Churches the world over reacted with shock and indignation to the Soviet Union’s merciless crushing of Hungary. In a dramatic broadcast to both sides of the Iron Curtain, Pope Pius XII condemned the “illegal and brutal repression” and declared that Christians have “a moral obligation to try all permissible means in order that the dignity and freedom of the Hungarian people be restored.” In one of the strongest statements of his pontificate, his voice trembling with emotion, he urged free people to “close their ranks as fast as possible and link in a solid public pact all those governments and people which want the world to proceed on the path of the honor and the dignity of the children of God.”

The Pope continued: “Too much blood has been unjustly shed! Too much mourning and slaughter has been suddenly renewed! The slender thread of confidence which had begun to reunite peoples and gave some comfort to souls appears to be broken . . . Can the world disinterest itself in these brothers, abandoning them to a fate of degrading slavery? Let all other problems be set aside . . . Perhaps if nations which sincerely love freedom and peace are united, this will be sufficient to induce those who break the fundamental laws of human understanding to milder counsels.”

Churchmen of all faiths seemed ready to agree. Said the World Council of Churches in Geneva: “Christians must stand together with all who, in the struggle for freedom, suffer pain and trial.” The National Council of Churches in the U.S. cabled the Russian Orthodox Church, asking it to work for “the avoidance of further bloodshed and oppression.”

One of the most moving pleas came from a man who had enjoyed his own freedom less than two weeks—Poland’s Stefan Cardinal Wyszynski. Preparing to go to Rome to receive his red hat from the Pope (when he was made cardinal in 1953, he did not dare leave Poland for fear that the Communists would not allow him to return), Wyszynski preached his first sermon since his release from Red imprisonment (TIME, Nov. 12). He did not mention Hungary, but his words held bitter aptness: “We were proud of the soth century. Yet that first half of the century has brought with it such terrible stains on almost all social, political and state organs that we can truly regard that century as a great disaster, as a slap in the face to a proud man . . .

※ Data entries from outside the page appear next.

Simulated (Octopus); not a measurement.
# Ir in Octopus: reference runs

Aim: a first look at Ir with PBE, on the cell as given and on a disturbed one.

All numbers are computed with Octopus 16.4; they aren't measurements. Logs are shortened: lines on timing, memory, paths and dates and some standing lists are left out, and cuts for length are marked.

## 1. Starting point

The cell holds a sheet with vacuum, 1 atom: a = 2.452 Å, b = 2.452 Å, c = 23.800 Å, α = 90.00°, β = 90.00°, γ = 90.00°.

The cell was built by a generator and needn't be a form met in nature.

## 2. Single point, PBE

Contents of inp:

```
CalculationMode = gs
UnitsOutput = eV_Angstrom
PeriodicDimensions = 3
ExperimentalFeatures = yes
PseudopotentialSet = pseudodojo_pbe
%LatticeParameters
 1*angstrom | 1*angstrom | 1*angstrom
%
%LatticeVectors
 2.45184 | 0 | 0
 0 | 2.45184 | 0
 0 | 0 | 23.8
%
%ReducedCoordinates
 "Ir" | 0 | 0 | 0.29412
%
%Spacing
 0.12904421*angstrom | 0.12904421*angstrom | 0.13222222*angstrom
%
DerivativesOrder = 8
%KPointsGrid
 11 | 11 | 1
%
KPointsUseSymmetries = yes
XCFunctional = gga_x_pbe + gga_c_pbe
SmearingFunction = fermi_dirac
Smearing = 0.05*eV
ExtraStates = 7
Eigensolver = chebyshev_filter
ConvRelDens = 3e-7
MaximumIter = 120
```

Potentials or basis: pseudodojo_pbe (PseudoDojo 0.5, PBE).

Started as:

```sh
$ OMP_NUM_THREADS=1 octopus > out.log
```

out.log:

“In many states monstrous institutions have been established to rule the people, the very mention of which brings blushes to the face of modern man . . . That suffering which is a stain on modern life in almost all parts of the world now calls out from the depths, from the bottom of the soul, with a great voice, asking for man’s right to the truth, to freedom, to some sort of justice, to love.”

Wyszynski’s parting words showed his anxiety for Poland’s future. “Poles can die heroically. A man can only die once and thus quickly cover himself in fame, but our lives are spent in long years of toil, trial and tribulation. That is still more heroic. This is the kind of greater heroism which the present time requires.”